Schema: the rules about your data

One idea sits underneath the SQL-versus-NoSQL split: schema, which is just the set of rules about what your data looks like.

Relational databases are strict up front (schema-on-write): you define the columns and their types before you store anything, and the database rejects anything that does not fit. That catches mistakes early and keeps the data trustworthy. The price is that changing the shape later means a careful migration.

Many NoSQL databases are loose (schema-flexible): you can store records of different shapes and sort it out when you read them. That is wonderfully fast to move with early on, when you are not sure what the data even is yet. The price is that the discipline moves into your code, and "flexible" can quietly become "inconsistent" if nobody is watching.

Neither is right or wrong. Strict schemas suit data you must trust; flexible schemas suit data that is still finding its shape.

Finding one row in a billion: indexing

Here is a problem that decides whether an app feels instant or sluggish. Suppose a table has a billion rows and you ask for one specific user by email. The naive way is to read every single row and check, a "full table scan," which at a billion rows is hopelessly slow.

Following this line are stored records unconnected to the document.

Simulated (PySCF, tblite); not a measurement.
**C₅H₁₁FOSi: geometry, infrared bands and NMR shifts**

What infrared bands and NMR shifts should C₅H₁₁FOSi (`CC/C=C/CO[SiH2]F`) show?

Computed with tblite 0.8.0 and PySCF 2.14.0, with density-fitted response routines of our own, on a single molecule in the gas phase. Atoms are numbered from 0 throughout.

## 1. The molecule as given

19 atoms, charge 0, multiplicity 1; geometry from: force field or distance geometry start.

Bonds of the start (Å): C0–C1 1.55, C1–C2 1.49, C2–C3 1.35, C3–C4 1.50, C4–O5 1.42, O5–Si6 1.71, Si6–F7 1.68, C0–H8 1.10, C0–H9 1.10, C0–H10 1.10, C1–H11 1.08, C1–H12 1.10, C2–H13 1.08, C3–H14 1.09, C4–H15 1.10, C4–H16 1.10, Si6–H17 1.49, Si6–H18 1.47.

The fix is an index, and it works exactly like the index at the back of a book. Instead of reading every page to find "caching," you flip to the alphabetical index, which points you straight to page 212. A database index is a separate, sorted structure that maps a value (like an email) directly to the location of the matching row. With it, the database jumps straight to the answer instead of scanning everything.

Searching row by row vs jumping straight there with an index

This one idea is behind a huge share of all performance problems. The single most common cause of "this query got slow in production" is a missing index: it was fast in testing with a thousand rows, and it falls off a cliff at ten million, because without an index the work grows with the size of the table.

There is a catch, which is why you do not just index everything. Every index has to be kept up to date, so every write to the table also has to update its indexes, and indexes take up space. So the rule is: index the things you actually search by, not everything. When an engineer says "we need to add an index on that column," they are trading a little slower writes and some storage for dramatically faster reads, and it is usually a great trade.

When do all the copies agree? Consistency

At any real scale, your data is not on one machine; it is copied across several, for speed and safety. That raises a deceptively deep question: when you change something, how quickly do all the copies agree? The answer is one of the most important tradeoffs in all of system design.

Strong consistency means everyone sees the new value immediately. The moment a change is written, every read anywhere returns the new value. This is what you absolutely need for a bank balance or an inventory count, you can never show two people different numbers for the same account. The cost is speed: reads and writes sometimes have to wait for all the copies to agree.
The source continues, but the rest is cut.